Original topic: IO利用率爆表

| username: 奋斗的大象

Some hard drives have an IO usage rate that stays above 90% for a long time. Have you encountered this before?

| username: forever | Original post link

What operations have been done currently? Check the slow SQL, is there more statistical SQL during the weekend?

| username: 奋斗的大象 | Original post link

There doesn’t seem to be any issue with slow queries; it’s been consistently high for the past few months.

| username: 奋斗的大象 | Original post link

I am currently transferring TiKV. The process of taking TiKV offline has been ongoing for almost 2 hours and still hasn’t completed. I don’t know what’s going on.

| username: YuchongXU | Original post link

Check if the business has batch operations.

| username: Kongdom | Original post link

Sort by total execution time in descending order and see. It could also be caused by the TiKV going offline.

| username: zhanggame1 | Original post link

If the business is not affected, just wait.

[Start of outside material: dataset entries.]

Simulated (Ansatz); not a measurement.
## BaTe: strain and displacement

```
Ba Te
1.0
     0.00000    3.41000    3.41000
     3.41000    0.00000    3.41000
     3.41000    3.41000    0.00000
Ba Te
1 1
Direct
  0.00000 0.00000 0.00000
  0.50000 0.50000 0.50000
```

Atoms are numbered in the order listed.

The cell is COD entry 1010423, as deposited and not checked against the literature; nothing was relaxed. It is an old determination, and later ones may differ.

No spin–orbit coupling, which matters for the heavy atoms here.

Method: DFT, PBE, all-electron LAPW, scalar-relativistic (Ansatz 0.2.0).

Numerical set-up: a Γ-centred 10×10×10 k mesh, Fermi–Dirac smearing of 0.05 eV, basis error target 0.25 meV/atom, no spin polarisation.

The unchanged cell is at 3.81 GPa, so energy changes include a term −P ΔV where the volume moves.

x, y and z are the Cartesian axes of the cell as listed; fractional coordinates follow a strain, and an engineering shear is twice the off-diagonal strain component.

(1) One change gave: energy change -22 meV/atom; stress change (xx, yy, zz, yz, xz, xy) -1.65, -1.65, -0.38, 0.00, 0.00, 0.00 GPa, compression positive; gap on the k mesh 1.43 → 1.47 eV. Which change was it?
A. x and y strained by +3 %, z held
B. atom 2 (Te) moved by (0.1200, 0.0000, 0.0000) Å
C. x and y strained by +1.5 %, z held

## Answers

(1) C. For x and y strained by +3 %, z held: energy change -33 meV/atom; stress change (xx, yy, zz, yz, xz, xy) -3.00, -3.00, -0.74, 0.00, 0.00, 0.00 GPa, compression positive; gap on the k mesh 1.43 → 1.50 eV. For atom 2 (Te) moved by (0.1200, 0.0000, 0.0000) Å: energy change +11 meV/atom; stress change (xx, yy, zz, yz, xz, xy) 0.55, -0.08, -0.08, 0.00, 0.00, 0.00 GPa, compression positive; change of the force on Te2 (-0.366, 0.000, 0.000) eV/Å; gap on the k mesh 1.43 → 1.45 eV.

| username: 奋斗的大象 | Original post link

Previously, the IO was very high. Now, after taking 3 TiKV nodes offline, the offline command was executed successfully, but it has been offline for a long time and is still in the process of going offline. The logs show:
[2024/03/09 21:45:30.574 +08:00] [INFO] [advance.rs:296] [“check leader failed”] [to_store=183] [error=“"[rpc failed] RpcFailure: 12-UNIMPLEMENTED"”]. I wonder if this is the reason.

| username: changpeng75 | Original post link

Are the three instances that exceed 90% in the picture deployed on the same machine?

| username: 小于同学 | Original post link

Is it caused by uneven region distribution?

| username: 奋斗的大象 | Original post link

Yes.

| username: 奋斗的大象 | Original post link

9 TiKV instances on 3 machines, with IO usage exceeding 90%.

| username: 奋斗的大象 | Original post link

The Region has not been configured, it’s set to default.

| username: zhaokede | Original post link

Is the hard drive an HDD?

| username: 奋斗的大象 | Original post link

No, the regret is not having installed a solid-state drive.

| username: FutureDB | Original post link

Wait until the TiKV node is taken offline and then check again. If the workload is not heavy and there are no slow SQL queries, pay attention to whether there are any issues with the disk.

| username: 奋斗的大象 | Original post link

The TiKV that needed to be taken offline has been taken offline. I have balanced the TiKV, and now the IO has dropped to around 85% with some fluctuations.

| username: redgame | Original post link

Manually test the disk IO.

| username: zhanggame1 | Original post link

There is no solid-state drive installed, running the database is 100% normal.

| username: FutureDB | Original post link

Check the disk read/write latency under Disk in Grafana’s Tidb-Cluster-Node_exporter to see how the disk performance is. For example, a write latency of generally within 3ms is preferable.